How to train on the full dataset using ImageClassifierData.from_csv

My believe was, Adam adaps lr as a function of how validation loss changes, but obviously I have to find out better how it adapts lr. :thinking:
(EDIT: I had got Adam completely wrong, understood thanks to part 1 explanation, link in below post)

Turns out that best resource to understand Adagrad/Rmsprop/Adam was… FAST.AI !!! :grinning:
(and yes, I completely had understood adam wrong)

So, thanks to @EricPB 's excelent video timelines of version 1 of this course here Part 1: complete collection of video timelines I could find adagrad here explained with an excel spreadsheet, just what I needed!

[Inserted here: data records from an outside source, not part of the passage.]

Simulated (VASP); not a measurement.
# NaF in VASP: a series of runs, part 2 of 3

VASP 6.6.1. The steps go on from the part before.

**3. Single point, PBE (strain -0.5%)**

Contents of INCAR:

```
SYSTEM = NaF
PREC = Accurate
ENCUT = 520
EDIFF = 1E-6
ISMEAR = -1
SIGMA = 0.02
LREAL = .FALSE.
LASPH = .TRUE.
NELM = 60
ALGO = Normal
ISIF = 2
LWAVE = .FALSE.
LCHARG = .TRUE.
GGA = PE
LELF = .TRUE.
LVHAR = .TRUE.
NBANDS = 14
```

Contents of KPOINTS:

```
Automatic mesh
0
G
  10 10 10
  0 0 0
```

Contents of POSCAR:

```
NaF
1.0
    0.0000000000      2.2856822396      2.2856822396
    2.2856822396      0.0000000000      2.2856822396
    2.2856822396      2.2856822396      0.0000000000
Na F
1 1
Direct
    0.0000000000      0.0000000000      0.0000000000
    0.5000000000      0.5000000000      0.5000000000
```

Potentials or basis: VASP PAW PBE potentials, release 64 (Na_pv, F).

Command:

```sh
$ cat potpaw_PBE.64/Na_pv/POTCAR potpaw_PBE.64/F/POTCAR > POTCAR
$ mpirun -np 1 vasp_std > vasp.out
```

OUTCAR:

Thank you @Jeremy, this solved a big misconception I had ,one less left! :grinning:


This works, but I’m curious.

I thought one of the golden rules was to always have a validation data set (which we are essentially eliminating). So does this work because we have already determined our model and process is good enough with a validation set first? Or does it work simply because the process of training on smaller image sizes and then larger sizes just generalizes well, in which case, it would make sense that we could just start with training on the full data set and forego using a validation set completely?

Another question that I can’t believe I never realized …

In your example, you specify sizes of 224 and then 299 for training … BUT, the get_data() method above resizes both to 340. So what is being gained?

1 Like

Exactly this!

1 Like

The transforms downsize the images to 224 or 299. Reading the jpgs and resizing is slow for big images, so resizing them all to 340 first saves time.


Thank you for the pre-resizing clarification. It was a bit confusing for me too. Thought that was a bug in the code.

What’s interesting to me is that the practice seems to apply to related architectures as well.

Case in point. I started with resnet34 and a validation data set, followed the basic training process, set the data to 299, and went through a few final iterations. Things were looking good so I submitted to kaggle and placed around 60th.

Ran through the same steps without a validation set and things improved. I moved up in the competition somewhere in the 40’s.

So I thought, “Will more complex resent models improve without a validation dataset if I follow the steps above?”

So I ran through the same process with resnext50, and my ranking improved. Ran through it one more time using resnext101, and it put me at 14th place.

def get_data(sz, bs):
    tfms = tfms_from_model(arch, sz, aug_tfms=transforms_side_on, max_zoom=1.1)
    data = ImageClassifierData.from_csv(path=PATH,
                                        suffix = '.jpg')
    return data if sz > 300 else return data.resize(340, 'tmp')

data_500 = get_data(size=500, bs)

data_224 = get_data(size=224, bs)
data_299 = get_data(size=299, bs)

Actually, the data.resize code() is still a bit not clear to me. The logic says:

  • That if the image size is > 300, then resize accoring to tfms and nothing else, which means I get 500x500 images/generator back? That means data_500 contains 500x500 images
  • However, if the image size is <=300, then tfms first resizes them to 224 or 299 and THEN again resize them 340x340 and store the resized pics in ‘340/tmp’ folder? So essentially data_224 and data_299 both have the same content since they are both getting resized to 340 in the end?

Clearly I am not understanding this correctly.


I haven’t tested this, but since you aren’t doing a resize, you’ll just be using the images in training and test folders

If < 300, the framework is going to create a bunch of 340x340 images under /tmp/340, and then USE those images to create the 224 and 299 images for training. The idea is to save computation time by having a big enough set of images to handle most all desired sizes you want to train on.


So you are using resnext101 by itself and getting to 14th or are you combing all of these into one ensemble?

No ensembling. It’s pretty amazing.

Yikes I have been ensembling like crazy and I’m in 22nd place currently. I might need to go back to the drawing board.

Yep, thats pretty amazing. Can you please share what steps worked for you?

Going to document everything in a medium post tomorrow and will reply back here when its up.

Btw @sermakarevich , really enjoyed your posts on using K-Fold validation with this competition! It’s nice to be placing up there with you and the other fastai students doing the comp :slight_smile:


I dont get your score with a single model, so maybe cv works not that well :wink: Thanks for intend to share. Can you please add my @ so I wont miss your post?

1 Like

Do you mean that when you switched to other architectures you just directly trained with the whole dataset (following your initial process learned from the first architecture)?

How are you ensembling?

Are you averaging model weights to create a super model? Or are you averaging predictions against an identicially trained model that uses different training and validation data sets (e.g., like k-fold cv)?


1 Like

I am averaging predictions currently.